Reginald Lewis Museum in Baltimore

 

Black Museums Gain In Popularity Across Nation

By Rosaland Tyler

Associate Editor

New Journal and Guide

    As the museum at Hampton University is made ready for Alpha Kappa Alpha sorority’s 100th birthday celebration which will include an exhibit that will open April 6, more communities nationwide are building African-American museums.
In Philadelphia, Pesco Energy Co. recently donated $500,000 to the African American Museum. In Boston, Wal Mart recently donated $250,000 to restore meeting rooms inside of the Museum of African American History, where abolitionists such as Frederick Douglas met. Meanwhile, in Frankfort, Ky., a $20,000 state grant will be used (in part) to locate and preserve the burial site of a black regiment that was killed during the Civil War.
   “I love it,” Wachovia official Bob Bertges said, in Charlotte. That’s where a new African American Arts and Culture center is being built in Brooklyn, a once fashionable black neighborhood urban renewal consumed.
    The $18.6 million building, which is rising out of the ground near the six-building-Wachovia-cultural-campus in uptown Charlotte, will be a glass-and-metal structure, which architects say was inspired by African quilt-making and local history.
    Scheduled to open in late summer 2009, the U-shaped, four-story center in Charlotte will resemble a Jacob’s ladder. Stairs, escalators and elevators on the first floor will lead up to the second floor lobby, which will run toward exhibits and performances in the arts and culture center.

     “I honestly think it is one of the most dramatic buildings” in the cultural campus, said Bertges, who is Wachovia’s director of corporate real estate.
    Like Jacob’s ladder, the point is to go higher and higher in the new building. It is “going to help elevate the center from that small little church on the outskirts of Charlotte to an incredible edifice in the heart of Charlotte,” said Deon Bradley, president of the Afro-Am designers, whose company is working with the center.

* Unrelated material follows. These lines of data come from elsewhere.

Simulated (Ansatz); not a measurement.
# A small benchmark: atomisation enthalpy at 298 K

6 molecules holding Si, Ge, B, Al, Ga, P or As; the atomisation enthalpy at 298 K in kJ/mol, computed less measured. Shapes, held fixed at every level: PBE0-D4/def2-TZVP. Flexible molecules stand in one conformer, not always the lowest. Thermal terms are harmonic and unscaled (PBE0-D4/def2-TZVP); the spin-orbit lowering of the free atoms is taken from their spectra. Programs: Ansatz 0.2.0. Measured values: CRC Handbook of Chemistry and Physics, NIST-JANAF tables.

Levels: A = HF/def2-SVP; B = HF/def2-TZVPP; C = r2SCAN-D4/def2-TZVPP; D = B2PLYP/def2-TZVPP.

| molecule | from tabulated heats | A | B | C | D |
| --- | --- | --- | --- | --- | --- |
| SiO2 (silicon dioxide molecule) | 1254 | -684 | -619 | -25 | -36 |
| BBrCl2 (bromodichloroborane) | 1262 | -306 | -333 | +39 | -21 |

   In Hampton Roads, however, a trip to an African American museum comes without blueprints, flying dust, noisy hammers, or nails. At nearby Hampton University Museum, which was established in 1868, there is a 9,500-piece collection which includes African art, and fine art from all over the world.


 

Posted March 20, 2008

 


      
    “The museum is one of the best kept secrets,” said Vanessa Thaxton-Ward, curator of collections at the museum.    “We are the oldest museum in Virginia-period. We have one of the largest collections of African-American fine art.”
Vernon S. Courtney, HU’s museum director since April 2007, was recently elected president of the Association of African American Museums. He was formerly the director of the National African American Museum and Cultural Center in Wilberforce, Ohio.   “I hope over the next three years to significantly increase membership” in the AAAM, Courtney said, on the museum’s website. “I also want to strengthen professional services provided by the organization to its members and member museums.”
    But getting a museum up and running is only part of what it takes. Continued interest counts, especially, in the nation’s capital where the Smithsonian is in phase one of designing a national African American museum.
Freelon Bond has been chosen by the Smithsonian’s national Museum of African American History and Culture to conduct an 18-month study to determine what the new building will need.
   “The study is scheduled to be completed by Jan. 31, 2009 and will outline the full spectrum of requirements for the new building,” according to an AAAM press release.
“The museum is expected to open its doors to the public in 2015. It will be erected on a five-acre tract of land on the National Mall known as the Monument site. The site is adjacent to the Washington Monument and across the street from the Smithsonian’s National Museum of American history.”
The builders, Davis Brody Bond and The Freelon Group, have built several African-themed museums. They built the Birmingham Civil Rights Institute in Alabama; the Martin Luther King Center in Atlanta, and the Reginald F. Lewis Museum of Maryland African American history and Culture in Baltimore.